I was a little nervous, because there's the whole "Wait ten minutes to stand up, eat a cookie, etc." business. But I was fine. Had a Tootsie Pop, squirreled away a snack pack of Oreos and Nutter Butters and was on my way to an afternoon of productive documentation work. I felt a little drained maybe, but fine.
The trouble was when I got home. The sofa just felt so darned comfy I waited too long to start making dinner, a savory oatmeal with beef jerky and dried cherries. Yes, I'm weird, moving swiftly on. Anyway, I had the liquids warming up, was measuring out the oatmeal when my mom came home and asked me how I was feeling. "Fine," I said. "I can feel my lack of food a little..."

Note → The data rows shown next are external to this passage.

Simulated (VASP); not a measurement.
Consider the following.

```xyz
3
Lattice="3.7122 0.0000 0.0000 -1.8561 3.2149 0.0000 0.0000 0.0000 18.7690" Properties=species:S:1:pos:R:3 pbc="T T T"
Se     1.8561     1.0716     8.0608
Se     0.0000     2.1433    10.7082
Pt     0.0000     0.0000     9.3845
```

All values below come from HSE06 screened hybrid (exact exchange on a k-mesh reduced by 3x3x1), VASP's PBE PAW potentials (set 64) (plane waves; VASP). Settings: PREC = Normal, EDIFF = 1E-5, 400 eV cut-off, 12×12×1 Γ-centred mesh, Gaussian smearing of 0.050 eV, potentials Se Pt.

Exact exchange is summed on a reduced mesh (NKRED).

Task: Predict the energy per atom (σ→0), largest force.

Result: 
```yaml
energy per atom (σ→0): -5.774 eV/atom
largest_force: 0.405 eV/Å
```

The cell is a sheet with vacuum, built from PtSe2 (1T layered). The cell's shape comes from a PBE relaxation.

Right on cue, there it was. That knee-buckling sensation that you must put yourself closer to the ground. I knelt to the ground, and the next thing I know, I'm staring at the dust under the refrigerator and being spoon-fed cinnamon honey butter for a quick boost of sugar. Ahh, sweet elixir of life. Thank you, cute little teddy bear on the label, for bringing me back.
After walking my mother through the rest of the process of my strange oatmeal concoction, I spent the rest of the night delicately on the sofa, making sure I could stand up, and thinking of things to eat. The next day I paranoically ate a Starburst in the middle of the morning to bypass a feeling of faintness which may or may not have been real.
But now I'm fine, fully-nourished and feeling slightly better prepared for the next blood drive. You know what that means: I'm bringing my jar of honey butter.